Washington DC: 7th Annual Community Education Day on Arab Ci...

Washington DC: 7th Annual Community Education Day on Arab Citizens of Israel

May 21, 2017 4:00pm

This year's Community Education Day on Arab Citizens of Israel featured a screening of  the documentary 77 Steps directed by Ibtisam Mara’ana (see below for a synopsis of the film).  The screening was followed by a panel discussion with Fida Nara, Co-Director of Mahapach-Taghir, a grassroots, feminist, Jewish-Arab organization that works for social change through education and community empowerment and Reem Zoabi Abu Ishak, Director of Nazareth Riyan Employment Center, one of 21 employment centers established in Arab society through Al Fanar, via a strategic collaboration between the Israeli government, JDC-Tevet and Yad Hanadiv Rothschild Foundation. The conversation was moderated by David Bernstein, President and CEO of Jewish Council for Public Affairs (JCPA), and the program was introduced by Yaron Gamburg, Minister of Public Diplomacy, Embassy of Israel.  

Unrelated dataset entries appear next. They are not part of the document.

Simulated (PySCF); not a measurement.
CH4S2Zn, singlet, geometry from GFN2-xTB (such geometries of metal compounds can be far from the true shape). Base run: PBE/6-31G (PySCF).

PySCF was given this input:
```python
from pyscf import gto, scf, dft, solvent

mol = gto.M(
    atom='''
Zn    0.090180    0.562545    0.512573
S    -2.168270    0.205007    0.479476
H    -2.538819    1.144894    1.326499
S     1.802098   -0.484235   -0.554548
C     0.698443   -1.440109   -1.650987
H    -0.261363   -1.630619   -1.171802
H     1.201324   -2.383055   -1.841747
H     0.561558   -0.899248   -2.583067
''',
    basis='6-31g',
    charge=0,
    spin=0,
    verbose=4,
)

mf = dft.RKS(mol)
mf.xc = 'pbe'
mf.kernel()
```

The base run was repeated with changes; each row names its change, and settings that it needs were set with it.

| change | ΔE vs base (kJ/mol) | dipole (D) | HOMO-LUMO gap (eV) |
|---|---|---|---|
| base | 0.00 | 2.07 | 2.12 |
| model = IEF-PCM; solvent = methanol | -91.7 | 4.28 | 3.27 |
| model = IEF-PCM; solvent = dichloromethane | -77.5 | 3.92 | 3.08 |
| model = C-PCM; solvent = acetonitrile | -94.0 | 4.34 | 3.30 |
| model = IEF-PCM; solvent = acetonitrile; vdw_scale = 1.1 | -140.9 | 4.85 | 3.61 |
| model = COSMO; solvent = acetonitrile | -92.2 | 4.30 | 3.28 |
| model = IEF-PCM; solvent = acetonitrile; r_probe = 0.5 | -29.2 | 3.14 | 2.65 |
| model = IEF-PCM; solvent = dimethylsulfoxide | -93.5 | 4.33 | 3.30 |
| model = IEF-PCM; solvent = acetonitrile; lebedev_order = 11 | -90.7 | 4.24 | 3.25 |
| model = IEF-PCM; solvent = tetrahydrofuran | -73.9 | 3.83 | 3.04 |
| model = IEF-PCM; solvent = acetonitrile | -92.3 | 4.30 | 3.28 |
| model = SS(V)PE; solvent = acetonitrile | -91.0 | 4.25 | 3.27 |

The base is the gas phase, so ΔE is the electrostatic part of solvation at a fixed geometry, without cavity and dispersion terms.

Sponsored by the Greater Washington Forum on Israeli Arab Issues and the Washington DCJCC

Lead Support provided by The Naomi and Nehemiah Cohen Foundation and The Lois and Richard England Family Foundation

Co-presented by Adas Israel Congregation; Adat Shalom Reconstructionist Congregation; Am Kolel Jewish Renewal Community of Greater Washington; American Jewish Committee, Washington Region; American University Center for Israel Studies; Anti-Defamation League, Washington DC Region; B’nai Israel Congregation; Bender JCC of Greater Washington; Beth Shalom Congregation, Columbia, Maryland; Congregation Beth El of Montgomery County; Embassy of Israel; Inter-Agency Task Force on Israeli Arab Issues; Jewish Community Relations Council of Greater Washington; Jewish Federation of Greater Washington; New Israel Fund; Shaare Tefila Congregation; Social Venture Fund for Jewish-Arab Equality and Shared Society; University of Maryland Gildenhorn Institute for Israel Studies; Washington Hebrew Congregation.

Event Details
Sunday, May 21st - 4:00pm-7:00pm
Edlavitch DCJCC
1529 16th Street NW
Washington, DC


About the Speakers
Fida Nara is the Palestinian co-Director of Mahapach-Taghir. She lives in Nazareth with two daughters Shaam (15) and Samaa (11) and holds a Bachelor of Arts in social work from Tel Hai College and a Masters in Gender Studies from Bar Ilan University. Nara has been active in the field of women’s empowerment and social change for the last eighteen years, both as a professional and as a volunteer/activist. She became involved in civil society as a volunteer in the Crisis Center of Violence and Sexual Violence in the Arab society. After five years Nara began working in a Project to raise awareness about the topic of sexual violence in Arab schools and then to facilitate groups of women on the same topic. Before joining the staff of Mahapach-Taghir as co-Director, she served as the Manager of the Community Activities unit at Women Against Violence (WAVO) in Nazareth.

Reem Zoabi Abu Ishak is the director of Nazareth’s Riyan Employment Center – one of 21 employment centers established in Arab society through Al Fanar, via a strategic collaboration between the Israeli government, JDC-Tevet and Yad Hanadiv Rothschild Foundation. Between 2012 and 2014, she worked at Al Tufula Center in Nazareth as the coordinator for “Atida,” an initiative for integrating Arab women into the labor market, in cooperation with JDC-TEVET, which was a pilot” model of the Riyan Employment centers. From 2010 to 2012, Reem coordinated community projects as well as a project titled “women for a fair budget” in Kayan, a feminist Arab organization in Haifa. Reem worked as a social worker and then as Deputy Director at “Alhanan House,” a boarding school for girls at risk in I’iblin and then in “Duroob,” an institute in Yarka developing services for Arab youth at risk.

About the film
The personal journey of the director Ibtisam Mara’ana, who leaves her Arab-Muslim village and moves to Tel-Aviv. In an attempt to find an apartment in the city, she encounters discrimination and refusal by most landlords because of her Arab origins. She finally finds an apartment and meets her neighbor Jonathan, a Jewish-Canadian man who immigrated to Israel. A love story evolves, but everything is complicated by their religions, backgrounds, and society at large.